Published 03/30/2017, 08:01 AM
Updated 07/09/2023, 06:31 AM

If your sole barometer of what was going on in the world was a chart of the pound’s performance, then yesterday looked like a very normal day; a slight sell-off in the morning, a recovery at lunch and weakness into the European close. You would not have been able to parse from those ups and downs that the UK has now triggered Article 50 and the process of Brexit has now begun.

Those of you who dialed into our webinar yesterday on what the next two years will mean for the UK and EU economies as well as the impact on sterling, will know that I think that these negotiations will resemble the Greek debt negotiations that have bubbled up like boils throughout the past 9 years; there is likely to be long periods of interminable boredom and quick, sharp periods of panic and market fear.

Repeals and the French

We are now into one of those interminable periods. Michel Barnier, the EU’s head negotiator, will speak with all 27 EU member states to form a loose framework of negotiating terms before a meeting of EU leaders at the end of April. Theresa May’s first request to be dismissed by the EU – the desire to concurrently hold talks on trade and the so-called ‘divorce’ deal – is hardly a surprise. The other near-term issues that will likely dominate proceedings are what happens to Brits in the EU/EU citizens in the UK and issues around the border in Northern Ireland.

Talks will continue in the meantime, but we see it as very unlikely that any formal negotiations will begin until the end of the French elections in the 2nd week of May.

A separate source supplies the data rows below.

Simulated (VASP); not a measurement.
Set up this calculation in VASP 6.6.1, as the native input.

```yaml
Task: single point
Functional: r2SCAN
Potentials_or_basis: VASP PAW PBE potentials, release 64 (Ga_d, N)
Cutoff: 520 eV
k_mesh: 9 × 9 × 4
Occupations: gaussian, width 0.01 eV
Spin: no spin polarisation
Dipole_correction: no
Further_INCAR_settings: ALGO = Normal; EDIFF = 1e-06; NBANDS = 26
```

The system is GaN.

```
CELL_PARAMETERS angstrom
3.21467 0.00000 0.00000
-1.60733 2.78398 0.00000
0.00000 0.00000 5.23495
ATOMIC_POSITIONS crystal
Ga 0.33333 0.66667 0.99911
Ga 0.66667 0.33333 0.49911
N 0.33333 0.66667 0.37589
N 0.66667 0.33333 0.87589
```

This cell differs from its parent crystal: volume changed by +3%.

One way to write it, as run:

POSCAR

Here at home, details of the ‘great repeal bill’ will land and we will find out just what the government wants to do with 19,000 EU legislative acts on the UK’s statute books. This will affect everything from human rights to air quality, safety protocols to how you can be charged for using your mobile abroad.

Euro not so overbid

As we had predicted last week, some of the air that had been filling up the euro has started to dissipate with EUR/USD back into the 1.07s and GBP/EUR getting close to 1.16 yesterday. Movements in options markets suggest that, over the course of the next month, investors are more concerned with protecting themselves against EUR downside than GBP downside and while the polls within the French electoral space seem to suggest that Emmanuel Macron has a commanding lead over Marine Le Pen, the past 12 months have shown us that anything can happen.

The Day Ahead

Dollar strength has extended to 9 consecutive days overnight with another 2 members of the Federal Reserve talking up the chances of three or even four interest rate hikes this year. The Trump briefing on tax reform is due today as well and could easily lead to additional gains for the greenback if the market once again jumps on the Trump train.

In structured data it is German inflation that will dominate proceedings. A dip is forecast but this is more to do with the difference in the timing of the Easter holiday from last year than a slowing of core pressures.